Ministers aim to transfer responsibility for Magnox Electric, created last April in the restructuring of the nuclear industry, to BNFL, which does much of the decommissioning work at its Sellafield complex. The talks became deadlocked because of BNFL's unhappiness at having to take over part of Magnox's pounds 8.9bn decommissioning costs.
However, in a private exchange of letters between Lord Fraser, energy minister, Mark Baker, Magnox chairman, and John Taylor, BNFL chief executive, the three sides agreed to work towards securing a deal by the end of next month. Letters of intent to seal the agreement are due to be signed in March, with the merger completed in April 1998.

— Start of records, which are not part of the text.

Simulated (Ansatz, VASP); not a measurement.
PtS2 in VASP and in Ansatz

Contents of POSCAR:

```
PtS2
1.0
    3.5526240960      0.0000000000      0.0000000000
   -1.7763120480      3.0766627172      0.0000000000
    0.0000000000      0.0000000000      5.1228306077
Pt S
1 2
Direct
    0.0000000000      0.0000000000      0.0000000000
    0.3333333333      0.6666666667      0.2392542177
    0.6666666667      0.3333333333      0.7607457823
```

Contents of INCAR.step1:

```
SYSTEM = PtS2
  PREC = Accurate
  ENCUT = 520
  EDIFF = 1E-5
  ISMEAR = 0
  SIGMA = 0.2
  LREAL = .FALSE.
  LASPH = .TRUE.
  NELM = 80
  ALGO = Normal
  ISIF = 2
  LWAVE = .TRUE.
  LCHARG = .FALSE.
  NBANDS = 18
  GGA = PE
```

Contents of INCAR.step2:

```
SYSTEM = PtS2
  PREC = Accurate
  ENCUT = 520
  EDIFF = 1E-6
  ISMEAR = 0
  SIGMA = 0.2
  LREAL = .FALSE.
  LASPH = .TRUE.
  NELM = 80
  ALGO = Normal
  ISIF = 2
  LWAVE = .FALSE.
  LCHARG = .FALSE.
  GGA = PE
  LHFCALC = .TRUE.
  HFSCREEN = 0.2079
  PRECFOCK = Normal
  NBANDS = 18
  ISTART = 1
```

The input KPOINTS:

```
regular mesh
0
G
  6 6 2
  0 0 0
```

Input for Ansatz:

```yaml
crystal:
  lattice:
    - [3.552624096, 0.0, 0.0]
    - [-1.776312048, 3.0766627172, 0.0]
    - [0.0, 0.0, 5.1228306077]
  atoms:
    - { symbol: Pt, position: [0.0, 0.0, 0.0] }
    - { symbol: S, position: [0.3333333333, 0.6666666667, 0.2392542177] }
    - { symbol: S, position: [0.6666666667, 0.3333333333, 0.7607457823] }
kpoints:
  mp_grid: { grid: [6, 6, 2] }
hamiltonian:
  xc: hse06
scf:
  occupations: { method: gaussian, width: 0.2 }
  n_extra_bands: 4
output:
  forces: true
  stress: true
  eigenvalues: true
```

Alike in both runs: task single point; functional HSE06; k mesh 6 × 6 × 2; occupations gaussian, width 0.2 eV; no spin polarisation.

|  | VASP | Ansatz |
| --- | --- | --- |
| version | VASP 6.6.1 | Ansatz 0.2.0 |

Sources suggested that though the timetable had been agreed, there was much work to be done on how to bridge the huge funding gap. Of the pounds 8.9bn estimate for decommissioning all nine of Magnox's reactors, some pounds 1.3bn still has to be found. The Government last year agreed to guarantee pounds 3.7bn of the costs, while Magnox has set aside cash and future revenue streams worth pounds 3.9bn.
Though BNFL is state-owned it in effect runs as a private business and has made clear to ministers it would refuse to take on pounds 1.3bn of liabilities without Treasury help. BNFL has set its sights on commercial reprocessing and waste management work overseas.